He didn't actually say that he derived BS without ito's lemma, which is obviously possible (though obviously, doubtful that he can).
He said he 'eliminated' it from the formula (or, 'automaton' as he called it in another thread). The fact that he tried to post some code showed that he meant the implementation, not the derivation of BS.
With that, I asked him to point out where in the formula is ito's lemma (or ito-lemma, as he called it), at which points he started with the whole "it's my IP", and "it's irrelevant" tangent...
..because, as is so common on ET, he's a crank.
Come on mutluit, is it really that hard to put up your claim? Show us exactly where in that two line BS formula is your so-called 'ito-lemma'?
He said he 'eliminated' it from the formula (or, 'automaton' as he called it in another thread). The fact that he tried to post some code showed that he meant the implementation, not the derivation of BS.
With that, I asked him to point out where in the formula is ito's lemma (or ito-lemma, as he called it), at which points he started with the whole "it's my IP", and "it's irrelevant" tangent...
..because, as is so common on ET, he's a crank.
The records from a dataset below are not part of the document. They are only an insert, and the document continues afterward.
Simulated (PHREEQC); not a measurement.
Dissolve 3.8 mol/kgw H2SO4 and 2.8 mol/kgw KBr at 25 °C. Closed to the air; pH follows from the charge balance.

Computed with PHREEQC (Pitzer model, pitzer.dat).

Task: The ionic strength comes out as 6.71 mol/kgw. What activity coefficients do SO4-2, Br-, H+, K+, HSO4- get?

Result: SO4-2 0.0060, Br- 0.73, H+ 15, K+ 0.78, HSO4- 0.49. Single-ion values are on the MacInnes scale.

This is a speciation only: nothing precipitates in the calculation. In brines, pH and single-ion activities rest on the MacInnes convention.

Come on mutluit, is it really that hard to put up your claim? Show us exactly where in that two line BS formula is your so-called 'ito-lemma'?
Quote from sle:
Black-Scholes pricing formula for vanilla option can be, indeed, derived without the use of stochastic calculus and Ito's lemma - that derivation uses pure probabilistic and risk-neutral approach. However, if you can show that you can derive Black-Scholes SDE without the use of Ito's lemma, that would be a feat.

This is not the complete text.